Last week, Timothy Geithner promised the Chinese again that the US economy would recover thanks to demand from the private sector. That was his way of reassuring America's biggest creditor that the public sector wouldn't continue to run huge deficits - practically an outright lie. But it's one thing to stiff the Chinese; it's another to stiff time.
Why don’t people see what is happening?
Some observers think the economy is recovering already. Others think it is not. If it is not recovering, it is because it didn't get enough stimuli they say. If it is recovering, it's because the stimulus has worked.

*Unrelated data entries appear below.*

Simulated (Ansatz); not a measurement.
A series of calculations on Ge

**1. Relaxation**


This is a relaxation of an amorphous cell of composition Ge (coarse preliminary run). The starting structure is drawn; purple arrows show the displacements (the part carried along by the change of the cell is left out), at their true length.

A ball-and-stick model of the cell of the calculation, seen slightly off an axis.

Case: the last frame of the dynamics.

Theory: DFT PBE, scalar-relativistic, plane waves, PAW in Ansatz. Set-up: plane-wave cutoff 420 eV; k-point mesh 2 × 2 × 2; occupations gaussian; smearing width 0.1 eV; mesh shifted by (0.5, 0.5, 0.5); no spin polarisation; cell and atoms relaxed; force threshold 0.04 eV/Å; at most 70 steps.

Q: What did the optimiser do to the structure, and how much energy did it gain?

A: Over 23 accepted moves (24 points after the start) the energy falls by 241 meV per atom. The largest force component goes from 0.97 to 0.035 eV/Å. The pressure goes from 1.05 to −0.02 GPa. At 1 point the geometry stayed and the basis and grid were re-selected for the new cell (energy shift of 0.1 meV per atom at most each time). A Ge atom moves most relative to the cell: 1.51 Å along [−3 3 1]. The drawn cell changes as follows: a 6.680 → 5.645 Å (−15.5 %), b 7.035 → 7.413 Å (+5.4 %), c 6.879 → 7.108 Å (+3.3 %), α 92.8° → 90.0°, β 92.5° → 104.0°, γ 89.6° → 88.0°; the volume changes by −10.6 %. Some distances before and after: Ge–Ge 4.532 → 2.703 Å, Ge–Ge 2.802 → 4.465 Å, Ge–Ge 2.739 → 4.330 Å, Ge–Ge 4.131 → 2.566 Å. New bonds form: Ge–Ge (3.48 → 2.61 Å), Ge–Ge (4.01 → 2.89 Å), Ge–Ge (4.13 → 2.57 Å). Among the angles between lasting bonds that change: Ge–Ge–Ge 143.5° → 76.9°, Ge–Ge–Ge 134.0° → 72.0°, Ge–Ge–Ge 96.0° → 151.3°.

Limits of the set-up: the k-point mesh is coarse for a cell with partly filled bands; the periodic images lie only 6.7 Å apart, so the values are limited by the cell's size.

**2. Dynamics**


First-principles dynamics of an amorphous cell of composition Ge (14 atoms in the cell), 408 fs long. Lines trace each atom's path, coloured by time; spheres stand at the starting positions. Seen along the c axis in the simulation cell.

The last quarter century the economic model created more mistakes than miracles. It encouraged people to spend, borrow, and speculate. And each time Mr. Market made a correction, the authorities came along with more money and easier credit. Businesses that should have gone bust years ago kept themselves alive with more and larger loans. Homeowners added more debt than they could carry. Speculators kept taking ever-bigger risks in a row. Total debt as a measure of the size of the bubble in the credit markets rose from only about 150% of GDP in the 70s and 80s, to 370% during 2000 -2008.
"Fewer layoffs expected as recession winds down," says a headline on wire services.
It is "business as usual at Goldman," says a news report. Which is to say, big bonuses for the bankers. The top eight US banks got more than $170 in bailout money last year. They paid about 20% out in bonuses.
The news is mixed. German factory orders are up...but the Bank of England says the recession is worse than expected; it says it will continue buying bonds.
Americans are raising chickens in their backyards again...even in places like Brooklyn. But the latest headlines tell that requests for unemployment benefits are running below expectations.
The housing market is supposed to be stabilizing, but new waves of defaults, resets and foreclosures are coming. “Half America's mortgages will be underwater by 2011,” says a Reuters report. And “Deutschebank warned that construction loans were starting to go bad too.”
"More Stimulus is Needed to Spark a Strong Recovery," is the headline. According to the IHT, stimulus is working. And it will work even better if there were more of it.
Can you really fix a debt-saturated economy by pouring on more debt? When you borrow money you take something away from the future and bring it into the present. That is not a bad thing, if you are doing it to increase your future output. In that case, you'll be able to pay back the loan with your extra earnings. But if you borrow from the future only to consume, you arrive in the financial crisis we are in today.
The future caught up with consumers in 2007. But the feds learned nothing, afterwards even Alan Greenspan admitted he had "found a flaw" in his own thinking.
Adjusted for inflation, the US consumer's earnings barely rose from the '70s. By some measures, he had actually less disposable spending power in 2007 than he had in 1973. And now his income is going down. The June number reflected the biggest drop in income in 4 years. Salaries and wages fell 0.4% in June...the 9th drop in the last 10 months. How is it possible for him to spend more?
From one scam to another, from bailing out Wall Street to bailing out the entire world economy, the more stimulus programs fail to bring a recovery, the more economists call for more stimulus.
What are they thinking? Since neither the private sector nor the public sector has any savings from the past, additional demand from either sector must be borrowed from the future.
The purest illustration of how this works is in the popular 'cash for clunkers' programs. Instead, of letting the consumer buy a new car when he is ready, the feds give them money to buy now. So, he buys in 2009 and not in 2010. What good is accomplished? It is as if they didn't expect 2010 to ever arrive...as if they thought they could stop the sun and the seasons...and the Chinese...forever. The dollar will always be strong. US bonds will always be in demand. And the future will never arrive.
But the more economists try to stitch up the future; the more it gets away from them. After the 2010 sales have been moved forward to 2009, they will have to reach into 2011...and then 2012...all the way to the end of time.